- Bhagavad Gita kept near Dr Kalam's statue inaugrated by the PM last week
- Quran, Bible kept near it were removed following protests by Hindu group
- Will take up this issue with centre if required: Minister D Jayakumar
Underscoring that Dr Kalam was "above any religion", a member of his family who did not want to be named, said they were foxed by the sudden appearance of the engraving at the foot of Dr Kalam's statue. "Only on the day of the dedication, it was quietly placed before the Prime Minister arrived. It was a surprise," he said.
Dr Kalam loved, respected and quoted from all religions, said MDMK chief Vaiko. "People who would visit the memorial all over the world, shouldn't mistake that he loved only the Gita," Mr Vaiko said.
He also insisted that Thirukurazh, a classic Tamil literary text replace the Gita. Dr Kalam had often quoted couplets from it during his speeches. He quoted them even during his address to the Greek Parliament. "It will be a fitting tribute if Thirukurazh is placed there instead. It's universally acceptable," he said.
This morning, Dr Kalam's grand-nephew Sheikh Salim placed copies of the Quran and Bible belonging to the former President next to the Gita. But the two texts had to be removed following protests by a fringe Hindu group.
Confirming that even though the former President's Quran and a Bible were placed near the Gita, "we have moved them back to the box they were in. Now only the Gita is near the statue of him playing Veena," the official said.
State Finance Minister D Jayakumar said "We would take up this issue with the centre if required".
The DRDO had a long association with Dr Kalam, who was fondly referred to as India's Missile Man.

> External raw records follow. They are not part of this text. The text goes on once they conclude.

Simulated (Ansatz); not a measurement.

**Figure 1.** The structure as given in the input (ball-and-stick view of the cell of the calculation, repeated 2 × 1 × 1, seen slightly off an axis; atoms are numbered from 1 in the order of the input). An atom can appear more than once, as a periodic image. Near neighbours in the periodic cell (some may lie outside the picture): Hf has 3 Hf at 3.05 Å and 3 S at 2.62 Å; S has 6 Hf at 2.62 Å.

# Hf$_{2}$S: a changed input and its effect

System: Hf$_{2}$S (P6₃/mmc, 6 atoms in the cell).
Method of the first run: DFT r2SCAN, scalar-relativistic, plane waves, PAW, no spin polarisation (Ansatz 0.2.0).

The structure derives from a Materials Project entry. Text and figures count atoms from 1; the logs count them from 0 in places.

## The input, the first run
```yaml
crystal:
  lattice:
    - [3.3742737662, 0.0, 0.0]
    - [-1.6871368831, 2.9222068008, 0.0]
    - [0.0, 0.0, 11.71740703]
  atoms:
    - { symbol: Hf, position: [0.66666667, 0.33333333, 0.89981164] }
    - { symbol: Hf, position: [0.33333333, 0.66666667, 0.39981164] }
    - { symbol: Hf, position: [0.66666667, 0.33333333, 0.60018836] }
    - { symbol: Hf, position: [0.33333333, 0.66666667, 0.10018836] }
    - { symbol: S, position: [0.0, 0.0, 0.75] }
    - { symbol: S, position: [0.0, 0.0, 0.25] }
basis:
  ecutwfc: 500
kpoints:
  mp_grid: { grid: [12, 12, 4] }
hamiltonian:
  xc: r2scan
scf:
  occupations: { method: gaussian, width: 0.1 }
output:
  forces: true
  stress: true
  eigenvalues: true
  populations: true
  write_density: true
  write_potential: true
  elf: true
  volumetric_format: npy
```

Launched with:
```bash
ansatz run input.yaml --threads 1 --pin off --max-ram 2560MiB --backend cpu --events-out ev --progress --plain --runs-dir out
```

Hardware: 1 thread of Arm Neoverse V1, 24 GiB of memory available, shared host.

The Rs 20-crore monument - inaugurated by PM Modi on Thursday - was expedited after a huge public outcry following media reports that dogs were seen littering the area where the People's President lay buried.
The memorial has an entrance that resembles Delhi's India Gate, a dome that reminds one of the Rashtrapati Bhavan and a replica of the doors of the Tanjore temple. During its construction, various materials, including sand, stones and water were brought from various parts of the country to make it a symbol of national integration.